By Admin | March 2, 2008

David Dannenberg is a teacher at a private school in Philadelphia, Pennsylvania. He is on sabbatical this year and spend a significant amount of his time volunteering for the Friends of the Wissahickon, a group of of environmentally-minded activists working to preserve the park land surrounding the Wissahickon Creek. We recently had a chance to meet with him and he gives us his thoughts.


Where did you go to college and what was your academic major?

I went to the Colorado College and majored in History. About a decade and a half after that I earned a Masters degree in Education from Arcadia University (at that time called Beaver College).
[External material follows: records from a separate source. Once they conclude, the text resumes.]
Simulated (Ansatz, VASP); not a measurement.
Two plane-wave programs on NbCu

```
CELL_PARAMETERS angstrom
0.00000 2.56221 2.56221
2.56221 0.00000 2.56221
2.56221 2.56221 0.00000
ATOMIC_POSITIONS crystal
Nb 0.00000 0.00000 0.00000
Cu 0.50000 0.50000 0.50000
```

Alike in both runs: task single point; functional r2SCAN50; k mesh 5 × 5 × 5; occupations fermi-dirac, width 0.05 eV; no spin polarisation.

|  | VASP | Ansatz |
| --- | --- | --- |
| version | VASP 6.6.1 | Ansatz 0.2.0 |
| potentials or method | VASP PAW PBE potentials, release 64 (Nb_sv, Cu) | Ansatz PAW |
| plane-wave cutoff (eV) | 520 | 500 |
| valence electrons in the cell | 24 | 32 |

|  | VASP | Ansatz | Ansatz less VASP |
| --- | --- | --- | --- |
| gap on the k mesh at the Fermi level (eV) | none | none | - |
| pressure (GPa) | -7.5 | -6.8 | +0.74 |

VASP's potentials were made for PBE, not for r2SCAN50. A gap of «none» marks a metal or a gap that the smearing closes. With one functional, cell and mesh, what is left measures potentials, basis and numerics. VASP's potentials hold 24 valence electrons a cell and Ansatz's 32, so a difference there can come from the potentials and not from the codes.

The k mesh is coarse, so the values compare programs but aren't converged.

How did your association with the Wisshickon and Friends of the Wissahickon begin?

Throughout my life I have had an abiding interest in conservation.

I have learned about ecology through various means ranging from time spent in outdoor settings.

This includes eleven summers attending and working at a wilderness camp and an entire year of high school spent at a traveling school living out of doors, to college courses, to reading magazines and books, to lectures, to television documentaries, etc..

I have frequented the Wissahickon park throughout my entire life, beginning as a toddler in the 1960s taking regular Sunday walks with my parents and both grandfathers as well as excursions to feed the ducks with my maternal grandparents.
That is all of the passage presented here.